The
Writer's Voice
The World's Favourite Literary Website
A Full Deck
by
Harry Buschman
Some people find it surprising that someone
my age can pull his wits together long enough to write a story. Perhaps it is
unusual, but to me it seems the most natural thing in the world -- what I do
find surprising is that some people tell me they enjoy reading them -- not many,
but some.
Memory, or rather the lack of one, is the
problem that keeps people my age from writing coherently. I walk around my town
with friends of fifty years standing, and sad to say, not many of us remember
the old days with any degree of accuracy. Because I have been fortunate in this
regard, I feel somewhat obligated to do what little I can to keep the memory of
our town alive.
I've seen a lot I suppose. I was born
during WWI, and one of my earliest memories is standing at the curb on Classon
Avenue in Brooklyn with my mother and waving an American flag as the local AEF
came home. Two world wars -- it seems to me the twentieth century was one war
after another. Above all it's the wars that stand out in my memory, they seem to
outlast all other recollections. War may well be the thing we do best; Lord
knows -- it's the thing we do most!
I am privileged to be able to remember
horse drawn trolley cars. I am grateful to remember living in a tenement without
heat, hot water or electricity. There were no refrigerators, no radios, no
telephones. We never missed them, how could you miss something you never saw or
never dreamed of? We lived in a state of unbelievable ignorance. I was a child
and it was enough of a miracle for any child to be able to see Charlie Chaplin
in "The Gold Rush," and Buster Keaton in "Go West" at the Paradise Theater. They
were my formative years, well worth remembering and well worth putting into
words -- however humble they may be.
I've been a ravenous reader all my life. It
began when my Grandfather, who worked for The American Book Company, saved
galley proofs for me. These were unbound sections of books as they came
off the press for final editing. Whenever we visited him he would have a
half dozen of these proofs tied together with string, waiting for me in a mesh
onion sack on the front porch. I had the clandestine pleasure of reading a
variety of books, (most of them beyond my understanding) before they were
released. I found no competition for their attention at home, no television or
radio, no stereo or VCR, so I devoured books blindly, admittedly without relish,
like a starving man who eats only for hunger.
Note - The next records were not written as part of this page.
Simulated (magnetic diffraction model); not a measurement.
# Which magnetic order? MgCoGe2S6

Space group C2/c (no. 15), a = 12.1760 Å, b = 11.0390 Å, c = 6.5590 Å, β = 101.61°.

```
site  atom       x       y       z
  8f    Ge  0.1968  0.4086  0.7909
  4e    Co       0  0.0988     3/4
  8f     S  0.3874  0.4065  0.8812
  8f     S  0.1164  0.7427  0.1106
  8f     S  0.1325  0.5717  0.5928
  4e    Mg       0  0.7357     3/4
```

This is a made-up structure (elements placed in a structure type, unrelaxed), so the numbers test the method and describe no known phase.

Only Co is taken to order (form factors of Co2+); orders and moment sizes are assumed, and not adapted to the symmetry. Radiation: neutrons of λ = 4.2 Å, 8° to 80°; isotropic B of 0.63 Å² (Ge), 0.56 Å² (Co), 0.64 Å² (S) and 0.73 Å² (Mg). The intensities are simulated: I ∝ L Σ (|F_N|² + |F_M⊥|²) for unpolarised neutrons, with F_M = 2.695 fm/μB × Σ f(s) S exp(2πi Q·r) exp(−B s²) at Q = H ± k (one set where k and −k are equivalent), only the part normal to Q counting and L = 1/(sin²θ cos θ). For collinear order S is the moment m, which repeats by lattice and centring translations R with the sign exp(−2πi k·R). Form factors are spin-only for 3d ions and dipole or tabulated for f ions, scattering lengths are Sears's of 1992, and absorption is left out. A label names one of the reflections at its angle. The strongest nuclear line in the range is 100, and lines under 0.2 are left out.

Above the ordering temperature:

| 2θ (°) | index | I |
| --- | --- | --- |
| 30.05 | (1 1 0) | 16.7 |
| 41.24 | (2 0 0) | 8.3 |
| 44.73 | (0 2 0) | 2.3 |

I've always wanted to write, but the idea
of writing seriously was out of the
question. When you're sending children to college and paying off a mortgage you
play the cards you're dealt. The desire was there -- I was an architect, so I
wrote about architecture and the techniques of photographing architecture. It
was enough to keep the fire burning, but unless that fire is burning out of
control there is no real satisfaction in writing.
There is a difference between a fiddler and
a violinist. It is a difference as great as the one between someone who writes
and a writer. The latter is a person to whom everything else is secondary. Very
few people will make such a sacrifice -- so most of them remain fiddlers.
Writing is a demanding mistress, and it is a sad fact of life that most writers
find it difficult to improve their craft unless they neglect their
responsibilities as a husband and a father.
There are very few 'really great' writers.
There are a sizable number of 'great' writers, and one hell of a lot of good
writers. Although it gets harder every day, I hope to hold a minor place in the
latter group. There will be no Nobel, no Pulitzer, the Times Best Seller list
will get along fine without me. I can boast only of kind words, short story of
the year nominations to the Editors Poll, serving on the staff of three internet
literary magazines, and receiving the Zine award for 2001. I can only say that I
know I'm a little better today than I was yesterday, and if it so
pleases God I hope I may be a little better tomorrow.
Writing today has never been easier, the
word processor has made it possible to produce work with almost no effort.
Internet search engines do the dreary work of research. Infallible spelling and
punctuation programs will guide you every step of the way. In my opinion this
simplicity and effortlessness has made the written word somewhat less
meaningful. It is not as permanent as it used to be. The work of Cooper and
Longfellow leading up through Melville and Twain to Hemingway and Faulkner have
a permanency that much of modern literature lacks. Perhaps it's because we don't
read as carefully as we used to -- perhaps the word on the monitor is too easily
deleted and can disappear even more quickly than it was produced. The word on
paper will always mean more to me than the same word on the computer screen.
Or perhaps it's me, the man who used to be
the boy who read his grandfather's galley proofs.